This year I plan to add several new works to the gallery. 2014 us a nice number. Keep checking in for a bunch of collectibles and some fine art, photography and books. While the photos are being readied, enjoy this lovely lesson (about the true meaning of the word “epiphany”) and a carol.
Happy New Year!
From the blog of Father Gregory Wilcox,
“…Epiphany, as I’m sure everybody who reads this knows, is a Greek word meaning something like “revelation” or “manifestation.” In Bible times, it carried a further connotation-an epiphany was the manifestation of a god. Nowadays, we say, “That climb up the stairs was an epiphany: I’ve got to lose some weight.” But in ancient times the word was used with some hesitation. If I announced “I’ve had an epiphany,” people would have assumed a god had spoken to me at the temple or “that’s just Greg being Greg again, calling attention to himself.”
The Church continues to use the word in a Bible sense. The Feast of the Epiphany, then, is the feast of God’s “showing Himself.” In the Bible He doesn’t do this casually, but with a purpose. When He does, the response of people in the Bible is always the same: they fall on their faces in worship, struck to the core of themselves at What they’ve been shown. The first reaction to an encounter with God, if the Bible is to be trusted, is something like amazed stupor. It’s not a considered response, but leaps from the gut. We drop to our knees and tremble. It’s how worship begins.
Throughout the Epiphany season, the Church presents us with a variety of God’s “showings” of Himself in Christ. But she starts us with the Day of the Kings-Caspar, Melchior and Balthazar, as they’re customarily named-who bring prescient gifts to the new-born Child-God showing Himself as a helpless baby. St Matthew tells us “when they were come into the house, they saw the young Child with Mary His mother, and fell down, and worshiped Him.” The Church starts the celebration of God’s epiphanies with her gut response to them: to fall down and worship.
We do well to learn from her. Worship is not about us. Our popular notion of worship has more to do with entertainment than awe. The Bible epiphany is more likely to find its counterpart today in an encounter with a television personality. That’s not a revelation about God, but it is about us. The Prayer Book sets things in their proper place. At Morning Prayer today, before we recite the Venite, the antiphon reminds us: “The Lord hath manifested forth His glory. O come, let us adore Him….”

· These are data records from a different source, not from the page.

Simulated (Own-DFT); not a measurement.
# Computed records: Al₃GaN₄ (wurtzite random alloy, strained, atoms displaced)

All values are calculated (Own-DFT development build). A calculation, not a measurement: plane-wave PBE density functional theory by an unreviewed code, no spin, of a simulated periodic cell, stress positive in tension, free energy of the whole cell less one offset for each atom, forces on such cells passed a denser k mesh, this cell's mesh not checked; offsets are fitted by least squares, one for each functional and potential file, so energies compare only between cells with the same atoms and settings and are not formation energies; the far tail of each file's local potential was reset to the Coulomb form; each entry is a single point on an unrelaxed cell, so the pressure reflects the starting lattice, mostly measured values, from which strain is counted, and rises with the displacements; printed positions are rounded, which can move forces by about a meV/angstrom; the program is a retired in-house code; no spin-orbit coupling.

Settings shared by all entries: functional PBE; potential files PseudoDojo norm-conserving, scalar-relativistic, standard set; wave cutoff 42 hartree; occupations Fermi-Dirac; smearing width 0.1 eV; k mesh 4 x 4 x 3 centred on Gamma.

Among today’s saints (there are more than thirty saints on the Church calendar for January 6) are Bishop Romanus of Lacedaemon (which we know as the ancient city of Sparta). St Romanus was beheaded by the Turks in 1695 for refusing to renounce his faith and embrace Islam. Also today, St Peter of Canterbury, sent to assist St Augustine in the conversion of England. In later years he served as abbot of the first Benedictine monastery in the country. Not least of today’s saints is St Gertrude of Delft, a servant girl who lived in 14th century Holland. She did her daily work cheerfully, often with a song on her lips, and spent her free time caring for poor children and teaching them the importance of prayer. After her death, she was discovered to have borne the stigmata of Christ, which she successfully hid from all her friends and companions while she was alive.”